The SS guards began calling Harry the “Jew Animal of Jaworzno”. He won 75 matches over the course of several months. Then one day, he was ordered to fight a real challenger. Schneider told him how important this match was to him; he had bet a substantial amount of money on Harry. When Harry arrived at the makeshift boxing ring, he saw a Jewish man in his 20s who’d been the heavyweight champion of France before the war.
It was the toughest fight Harry had ever had. In the end, covered with blood, he knocked out his strong French competitor. After SS guards carried off the French fighter, Harry heard two gunshots ring out.
By now, Soviet forces were closing in on Auschwitz. The Nazis tried to cover up the magnitude of their crimes, destroying the gas chambers and other buildings and forcing tens of thousands of Jews to leave Auschwitz and its many sub-camps, leading them on death marches or transporting them by freight cars to other camps such as Bergen-Belsen, Buchenwald, Dachau and Mauthausen. Harry was forced on one of the marches: “12,000 people were marched to GrosRozen and 190 survived,” he told the United States Holocaust Memorial Museum. “We marched for a week.”
Harry wound up in the Flossenberg concentration camp, where conditions were abysmal. American forces were closing in on the camp, and the Nazi guards announced yet another death march to remove Jews from the camp. Harry and a friend decided to plan an audacious escape. “We are dead men if we don’t get out of here,” he told his friend. They made a run for it, tearing across the lush German countryside. Nazis shot after them and followed them, but Harry and his friend had made it. They were free. They managed to hide in the forest and small towns for several more weeks, until the end of the war.
Life After Wartime
Harry Haft was forever scarred by the Holocaust. After the war, he lived in displaced persons camps. In 1947 the US Army in Munich organized an Amateur Jewish Heavyweight Championship boxing match. Harry was the top winner and became a local celebrity. He appealed to US Gen. Lucius Clay for help in immigrating to America, and in 1948 Gen. Clay arranged for Harry to start a new life in the United States.
Harry and his wife Miriam
Settling with a cousin in New Jersey, Harry worked as a boxer for a time. He had a middling career, and his final fight was against future heavyweight champion Rocky Marciano in 1949. Harry blamed his defeat on the Mafia: “In my days though, the Mafia controlled the boxing game and you did as you were told.”
Harry gave up boxing and settled down, building the beautiful family life that had once seemed like an impossible dream. He married Miriam Wofsoniker and they had three children together. Harry worked in various jobs in New York, including running a fruit and vegetable store in Brooklyn and driving a cab. When he was asked in 1990 what he was most proud of in life, he replied, “My wife and children.”

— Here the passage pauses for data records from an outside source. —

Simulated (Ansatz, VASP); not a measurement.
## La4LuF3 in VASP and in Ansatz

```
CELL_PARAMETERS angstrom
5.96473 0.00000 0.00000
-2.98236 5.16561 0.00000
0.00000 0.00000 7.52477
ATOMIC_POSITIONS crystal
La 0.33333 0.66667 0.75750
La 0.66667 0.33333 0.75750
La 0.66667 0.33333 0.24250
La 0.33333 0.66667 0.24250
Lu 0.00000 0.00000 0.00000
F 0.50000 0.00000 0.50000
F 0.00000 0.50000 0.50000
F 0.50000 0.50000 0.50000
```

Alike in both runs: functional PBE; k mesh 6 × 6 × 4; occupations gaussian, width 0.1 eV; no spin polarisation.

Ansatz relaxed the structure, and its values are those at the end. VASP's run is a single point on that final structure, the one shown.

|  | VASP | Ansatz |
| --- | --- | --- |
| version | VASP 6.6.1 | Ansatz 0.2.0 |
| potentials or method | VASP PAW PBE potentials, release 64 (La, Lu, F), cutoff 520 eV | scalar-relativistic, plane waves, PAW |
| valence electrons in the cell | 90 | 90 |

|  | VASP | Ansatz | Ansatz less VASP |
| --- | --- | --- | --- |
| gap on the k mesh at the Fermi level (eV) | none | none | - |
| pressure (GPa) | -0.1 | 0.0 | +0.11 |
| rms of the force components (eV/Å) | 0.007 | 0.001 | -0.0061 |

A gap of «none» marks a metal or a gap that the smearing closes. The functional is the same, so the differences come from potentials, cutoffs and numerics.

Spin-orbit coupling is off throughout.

Despite the love and success he found, Harry suffered his entire life. Each night he had terrible nightmares, reliving his experiences during the Holocaust in vivid detail.
Harry Haft passed away in 2007 at the age of 82. The Survivor will help spread his remarkable story to a wider audience at long last.
The Survivor premiers on HBO April 27, 2022, World Holocaust Remembrance Day.